Does anyone have examples of how small business acquisition deals are structured? If you have examples of real-world scenarios and how different methods are used in each scenario, that would be super helpful, e.g., Under what conditions are earn-out warrants, key person methods used, and how are they used?

The reason i'm asking is:
1. I have a deal i'm evaluating (franchise) where:
1.1 the last year, there has been a 12% increase in revenue; the average is 6%
1.2 The owner is transparent with their bonus structure showing a 300% increase in performance bonus payments to key employees during this higher period of growth.
1.3 There is a change in the situation of the key people at the team is being restructured.
1.4 The owner is adding back the excess bonus payments to increase SDE in my view they double dipping if they do this, i.e it was the investment in growth that lead to this higher revenue so if bonus payments are taken out to get to sustainable earning the new revenue has to be taken out.

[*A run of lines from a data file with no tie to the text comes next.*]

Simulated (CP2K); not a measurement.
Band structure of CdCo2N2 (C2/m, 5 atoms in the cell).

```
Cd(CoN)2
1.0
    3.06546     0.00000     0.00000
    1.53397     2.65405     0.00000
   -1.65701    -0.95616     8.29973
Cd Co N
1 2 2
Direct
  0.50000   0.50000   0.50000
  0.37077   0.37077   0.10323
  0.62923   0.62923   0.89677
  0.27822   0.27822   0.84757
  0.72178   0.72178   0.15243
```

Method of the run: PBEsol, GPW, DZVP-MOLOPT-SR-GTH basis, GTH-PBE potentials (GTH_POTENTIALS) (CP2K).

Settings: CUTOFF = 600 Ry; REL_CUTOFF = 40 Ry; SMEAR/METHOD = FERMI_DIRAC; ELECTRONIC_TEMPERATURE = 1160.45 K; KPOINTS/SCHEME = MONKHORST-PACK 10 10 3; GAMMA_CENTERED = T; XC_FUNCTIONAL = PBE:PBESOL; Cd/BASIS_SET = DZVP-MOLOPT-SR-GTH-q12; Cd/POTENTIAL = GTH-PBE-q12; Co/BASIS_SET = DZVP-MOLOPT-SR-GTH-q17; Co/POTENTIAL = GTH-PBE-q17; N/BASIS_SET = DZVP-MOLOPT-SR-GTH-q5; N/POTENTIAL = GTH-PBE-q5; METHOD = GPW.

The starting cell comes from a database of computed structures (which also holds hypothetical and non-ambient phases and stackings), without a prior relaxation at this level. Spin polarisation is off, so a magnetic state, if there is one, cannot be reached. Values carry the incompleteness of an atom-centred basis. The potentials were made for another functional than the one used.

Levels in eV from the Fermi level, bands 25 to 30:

So i'm looking for deal structuring tips to use earn out, key person clauses to protect the buyer( me) and the seller. I don't want to overpay if the future does have the past performance with the changes in the situation of key people, and i can't valuve growth if the drivers of growth is being removed.if i give the owner benefit of the doubt and value growth i would like to add clauses to protect myself In addition, I also want to fairly compensate the seller for these intangible assets if these key people stay and the new revenue levels and earnings prove to be sustainable.